On 12/12/22 00:59, Alejandro Colomar wrote:
Hi all!

I'm planning to add a new manual page that documents all string copying functions.  It covers more detail than any of the existing manual pages (and in fact, I've discovered some properties of the functions documented while working on this page).  The intention is to remove the existing separate manual pages for all string copying functions, and make them links to this new page.  It intends to be the only reference documentation for copying strings in C, and hopefully fix the half century of suboptimal string copying library with which we've lived.  (Say goodbye to std::string, here come back C strings ;)
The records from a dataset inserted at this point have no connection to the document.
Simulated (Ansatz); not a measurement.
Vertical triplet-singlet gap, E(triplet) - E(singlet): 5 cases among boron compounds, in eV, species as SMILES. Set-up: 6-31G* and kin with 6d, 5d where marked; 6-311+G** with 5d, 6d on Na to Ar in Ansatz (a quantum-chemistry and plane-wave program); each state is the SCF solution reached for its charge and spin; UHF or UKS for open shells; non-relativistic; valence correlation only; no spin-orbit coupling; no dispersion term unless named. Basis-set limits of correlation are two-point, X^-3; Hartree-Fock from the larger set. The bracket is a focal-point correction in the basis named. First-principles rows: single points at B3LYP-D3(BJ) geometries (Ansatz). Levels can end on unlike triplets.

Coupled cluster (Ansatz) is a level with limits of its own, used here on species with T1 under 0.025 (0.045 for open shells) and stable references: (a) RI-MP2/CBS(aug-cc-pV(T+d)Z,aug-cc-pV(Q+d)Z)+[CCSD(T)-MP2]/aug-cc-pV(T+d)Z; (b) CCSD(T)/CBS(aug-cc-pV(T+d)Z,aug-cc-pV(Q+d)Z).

The formatted manual page is below.

Alex

P.S.: I'm sorry for your beloved string copying function(s); it has high chances of being dreaded by the page below.  Not sorry.  Oh well, at least I justified it, or I tried :-)

---

string_copy(7)         Miscellaneous Information Manual         string_copy(7)

NAME
        stpcpy,  stpecpy,  stpecpyx, strlcpy, strlcat, strscpy, strcpy, strcat,
        stpncpy, ustr2stp, strncpy, strncat, mempcpy - copy strings

SYNOPSIS
    (Null‐terminated) strings
        // Chain‐copy a string.
        char *stpcpy(char *restrict dst, const char *restrict src);

        // Chain‐copy a string with truncation (not in libc).
        char *stpecpy(char *dst, char past_end[0], const char *restrict src);

        // Chain‐copy a string with truncation and SIGSEGV on invalid input.
        char *stpecpyx(char *dst, char past_end[0], const char *restrict src);

        // Copy a string with truncation and SIGSEGV on invalid input.
        [[deprecated]]  // Use stpecpyx() instead.
        size_t strlcpy(char dst[restrict .sz], const char *restrict src,
                       size_t sz);

        // Concatenate a string with truncation.
        [[deprecated]]  // Use stpecpyx() instead.
        size_t strlcat(char dst[restrict .sz], const char *restrict src,
                       size_t sz);

        // Copy a string with truncation (not in libc).
        [[deprecated]]  // Use stpecpy() instead.
        ssize_t strscpy(char dst[restrict .sz], const char src[restrict .sz],
                       size_t sz);

        // Copy a string.
        [[deprecated]]  // Use stpcpy(3) instead.
        char *strcpy(char *restrict dst, const char *restrict src);

        // Concatenate a string.
        [[deprecated]]  // Use stpcpy(3) instead.
        char *strcat(char *restrict dst, const char *restrict src);

    Unterminated strings (null‐padded fixed‐width buffers)
        // Zero a fixed‐width buffer, and
        // copy a string with truncation into an unterminated string.
        char *stpncpy(char dst[restrict .sz], const char *restrict src,
                       size_t sz);

        // Chain‐copy an unterminated string into a string (not in libc).
        char *ustr2stp(char *restrict dst, const char src[restrict .sz],
                       size_t sz);

        // Zero a fixed‐width buffer, and
        // copy a string with truncation into an unterminated string
        [[deprecated]]  // Use stpncpy(3) instead.
        char *strncpy(char dest[restrict .sz], const char *restrict src,
                       size_t sz);

        // Concatenate an unterminated string into a string.
        [[deprecated]]  // Use ustr2stp() instead.
        char *strncat(char *restrict dst, const char src[restrict .sz],
                       size_t sz);

    String structures
        // (Null‐terminated) string structure.
        struct str_s {
            size_t  len;
            char    *str;
        };

        // Unterminated string structure (overlapping strings).
        struct ustr_s {
            size_t  len;
            char    *ustr;
        };

        // Chain‐copy a string structure into an unterminated string.
        void *mempcpy(void *restrict dst, const void src[restrict len],
                       size_t len);

DESCRIPTION
    Terms (and abbreviations)
        string (str)
               is a sequence of zero or more non‐null characters, followed by a
               null byte.

        unterminated string (ustr)
               is a sequence of zero or more  non‐null  characters.   They  are
               sometimes  contained  in fixed‐width buffers, which usually con‐
               tain padding null bytes after the unterminated string,  to  fill
               the  rest  of  the  buffer  without  affecting  the unterminated
               string; however, those padding null bytes are not  part  of  the
               unterminated string.

        length (len)
               is the number of non‐null characters in a string.  It is the re‐
               turn value of strlen(str) and of strnlen(ustr, sz).

        size (sz)
               refers to the entire buffer where the string is contained.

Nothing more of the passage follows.